0

I have a client using SQL Server for everything, including powering marketing dashboards using analytics queries. They are excited to start pushing data into Redshift as a data warehouse for the speed improvements alone (eg queries that take hours now take minutes or seconds). But they want to compare cost.

I'm a bit naive how to do this, since these are very different tools, like saying I'm nervous about the cost of a flight compared to using my bicycle around town.

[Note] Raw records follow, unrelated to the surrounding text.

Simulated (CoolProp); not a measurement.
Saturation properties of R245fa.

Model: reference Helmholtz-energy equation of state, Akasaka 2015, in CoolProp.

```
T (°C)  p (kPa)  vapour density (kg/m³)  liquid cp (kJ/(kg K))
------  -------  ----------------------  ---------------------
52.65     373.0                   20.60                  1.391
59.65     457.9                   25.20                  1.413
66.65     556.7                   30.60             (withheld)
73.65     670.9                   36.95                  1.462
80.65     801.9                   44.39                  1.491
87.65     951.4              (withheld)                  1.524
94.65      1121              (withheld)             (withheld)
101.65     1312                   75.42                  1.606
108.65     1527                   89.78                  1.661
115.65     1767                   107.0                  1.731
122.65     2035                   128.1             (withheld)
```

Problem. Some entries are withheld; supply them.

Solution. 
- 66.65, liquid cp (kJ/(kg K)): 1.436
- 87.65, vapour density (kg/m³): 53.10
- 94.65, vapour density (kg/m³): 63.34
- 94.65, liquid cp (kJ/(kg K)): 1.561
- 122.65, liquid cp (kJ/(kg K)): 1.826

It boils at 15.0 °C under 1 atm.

What's the best framework and pricing data to share to do a realistic comparison?

ScottieB
  • 3,617
  • 6
  • 34
  • 57
  • This question is too big for here. Also you have no where near enough data points for anyone to make a guess. i suggest you hire a redshift professional to help you with this. – Jon Scott Feb 20 '19 at 17:55
  • I guess you'll need to include the cost of migration in the total cost, not just the operational cost. In fact if you can't optimise your existing reporting solution it's unlikely you'll have the skills to migrate it to Redshift – Nick.McDermaid Feb 20 '19 at 22:43
  • 1
    Woah, hard disagree about "skills to migrate". Redshift is intended to be easy to migrate to (most function names and arguments are compatible) and Redshift will require much less tuning and admin effort than SQL Server (source: over a decade of building SQL Server data warehouses and 5+ years of doing the same with Redshift). – Joe Harris Feb 21 '19 at 19:45

2 Answers2

1

Need to run a POC to fully capture the dynamics of price/performance.

As a very rough guide you could use this formula to find the size of Redshift cluster to start with (you can resize to add more nodes as needed).

First you need to extract the data from SQL Server and gzip it. 1TB in SQL Server will typically be 100-200GB gzipped, could be less.

  size of gzipped data in GB  | 500GB
* 1.5 (size once loaded in Rs)| 750GB
------------------------------|---------- 
= initial Redshift data size  | 750GB
/ 256GB (per DC2.large node)  | 2.93 nodes
/ 0.70  (target 70% disk use) | 4.18 nodes
------------------------------|---------- 
= initial Redshift node count | 4 nodes
* 25¢/hr (US-East-1 price)    | $1/hr
Joe Harris
  • 12,009
  • 3
  • 42
  • 52
  • 1
    I just realized 6 years later, you're still answering my naive questions on SQL Server -> Redshift migrations! Much obliged!! – ScottieB Feb 21 '19 at 16:57
1

There are two factors that determine the desired size of an Amazon Redshift cluster:

  • Data storage volume
  • Compute

You will obviously need enough nodes to store the data, so the real question is how many (and what size) nodes you need to obtain a desired level of performance.

If "queries that take hours now take minutes or seconds", then cost probably isn't going to be a huge determinant in the choice of system, but it is worth a comparison.

You should probably start with the smallest cluster that can hold your data volumes and then compare costs. If the performance is satisfactory, you'll be able to do a quick price comparison. However, you might also consider adding additional nodes to get even better performance. This might be worth the additional expense if it means the business can get information faster.

Also, spend some time ensuring that your data is optimally stored in Amazon Redshift. This requires an understanding of how to use DISTKEY and SORTKEY to let queries run super-fast. Doing this well can reduce/eliminate the need for additional nodes.

John Rotenstein
  • 165,783
  • 13
  • 223
  • 298